There will be a "new area of healing" for nature when the economy quits growing, with its ever increasing demand for more space, energy and resources. Now wildlife will benefit, but so will outdoor recreation and the vital services nature provides, like climate regulation and water purification. The healing in this encouraging scenario includes less industrial waste. Not only resources, but the capacity of Earth to absorb wastes is also limited. Don't miss the whole story. Read Dietz and Dan O'Neill's Enough Is Enough.
Maybe I worry too much. It's because I was imprinted with rolling green hills between the towns east of San Francisco Bay and quiet beaches at Lake Tahoe. If you were born after 1960, you were imprinted with solid suburbia around San Francisco Bay and crowded beaches at Lake Tahoe. Imprinting is powerful. What you experience in your early youth is what you believe is normal--the way the world should be. Now the pundits say Earth can't support 7 billion people at a decent standard of living, but everyone born now will believe that is what is normal--that is how the world is supposed to be. They're imprinted with "Too many is okay." What can we do? Too many people are hungry.

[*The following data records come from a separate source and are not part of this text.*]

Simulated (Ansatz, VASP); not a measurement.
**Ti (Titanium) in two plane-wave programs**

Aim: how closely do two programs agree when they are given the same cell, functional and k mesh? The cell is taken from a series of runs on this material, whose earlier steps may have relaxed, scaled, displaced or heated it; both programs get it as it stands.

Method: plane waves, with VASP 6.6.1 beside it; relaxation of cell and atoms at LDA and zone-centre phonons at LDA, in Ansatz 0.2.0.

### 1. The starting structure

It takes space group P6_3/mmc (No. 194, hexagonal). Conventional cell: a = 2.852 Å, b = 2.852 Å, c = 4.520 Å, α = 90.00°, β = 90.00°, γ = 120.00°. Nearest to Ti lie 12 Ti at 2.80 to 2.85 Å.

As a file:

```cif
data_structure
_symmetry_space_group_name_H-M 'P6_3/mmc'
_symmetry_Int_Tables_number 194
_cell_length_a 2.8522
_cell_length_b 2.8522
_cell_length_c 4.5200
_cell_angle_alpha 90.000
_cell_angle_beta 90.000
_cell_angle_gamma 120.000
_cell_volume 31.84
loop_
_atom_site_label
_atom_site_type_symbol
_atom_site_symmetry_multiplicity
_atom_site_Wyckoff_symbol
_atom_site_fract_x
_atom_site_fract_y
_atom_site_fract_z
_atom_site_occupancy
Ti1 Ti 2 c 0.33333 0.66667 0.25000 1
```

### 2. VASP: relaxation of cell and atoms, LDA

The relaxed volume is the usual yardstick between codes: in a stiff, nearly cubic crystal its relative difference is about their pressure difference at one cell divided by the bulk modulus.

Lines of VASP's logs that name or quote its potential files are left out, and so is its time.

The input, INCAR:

We are cutting down too many trees too fast, paving over too much arable land, polluting too much water--but you know all that. If you don't, here are a few books to read: Anasazi America by David E. Stuart,
For the Common Good by Herman Daly and John Cobb,
Plan B by Lester Brown, and
Hot, Flat and Crowded by Thomas Friedman.
The analogy of the Hen House is obvious. Too many birds in the house or pen make for too much waste, crowding on the roosts, and nest stealing. It doesn't take too many hens to trample a small pen into hardpan, where nothing grows. Domestic birds of all kinds play pecking-order games, which are not fun for the lower hens on the totem pole.